Solar flare 2012 was the worst solar storm in a decade

Solar flare 2012 was the worst solar storm in a decade. This time the scientists were only 13 minutes off on the predicted time of the solar storm. Following 11 years of considerable calm, the sun has woken up again to send out flares after strong flares in all directions and now earth-bound sentinels can feel the stirrings in the atmosphere and their surroundings in the form of geomagnetic storms.
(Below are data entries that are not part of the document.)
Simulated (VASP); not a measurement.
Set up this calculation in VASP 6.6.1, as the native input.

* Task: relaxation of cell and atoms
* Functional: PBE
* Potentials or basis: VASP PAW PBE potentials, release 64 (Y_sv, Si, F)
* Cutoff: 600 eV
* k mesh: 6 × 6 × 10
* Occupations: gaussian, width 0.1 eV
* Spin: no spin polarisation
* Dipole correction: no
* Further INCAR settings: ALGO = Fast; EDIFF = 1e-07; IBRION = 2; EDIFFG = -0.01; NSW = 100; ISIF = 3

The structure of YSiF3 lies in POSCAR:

The prediction was utilized and timely warnings were sent out to satellite operators and power connection operators to shut off sensitive systems. Geomagnetic storms that are stirred by solar flares can adversely affect the power supply, and interfere with satellite communication. They can even fry satellites and leave them useless. Following the warning, some airlines of Canada and Europe changed the routes of polar flights as the north pole and surrounding area was mostly the target of charged particles called CME (coronal mass ejection) and X rays hurled out by the sun.

Yesterday sun spewed the most powerful solar flare of this season. The National Oceanic and Atmospheric Administration (NOAA) rated the flare an X1.7-class eruption. The scientists rate flares according to classes defined by alphabets and while X-class flares are the most powerful type of solar storm, M-class storms falling within the mid-range and C-class flares are the weakest ones. Luckily earth was not in the target range of this massive flare.

Dean Pesnell, SDO Project Scientist at NASA’s Goddard Space Flight Center in Greenbelt, stated, “It’s a great week for Space Weather!

Scientists are excited about this solar activity and their thrill can be felt. Facebook update of officials from NOAA’s Space Weather Prediction Center read, “Region 1402 is Alive!!!!!!!!!!!!! Another huge X-ray event is in progress.”

Radiation levels are climbing right now and is expected to peak in the later months of 2012 and 2013. What we are experiencing in the form of spectacular northern lights is just the beginning, claim the scientists.

Doug Biesecker, a physicist at NOAA’s Space Weather Prediction Center, said, “The radiation storm will almost certainly be weaker. The coronal mass ejection seems to be headed well away from Earth, which is good because this one seems like a bigger beast than the last one, but that’s still preliminary.”

The exact prediction of solar flares has become more important in our age as much of the world’s networks are interconnected and the population has become increasingly reliant on technology that use satellite communication. Solar flares hamper satellite communication due to the geomagnetic storm stirred up by the flares, so being pre-informed is of paramount importance.

Strong flares as this one can disrupt satellite communication. Even weaker flares interfare with earth’s magnetic field and cause brilliant auroras that are more popularly called the Norther and Southern Lights.

CME that is large enough can trigger a big geomagnetic storm in the earth’s atmosphere, affecting radio communication, air flight schedules, communication, and power outages.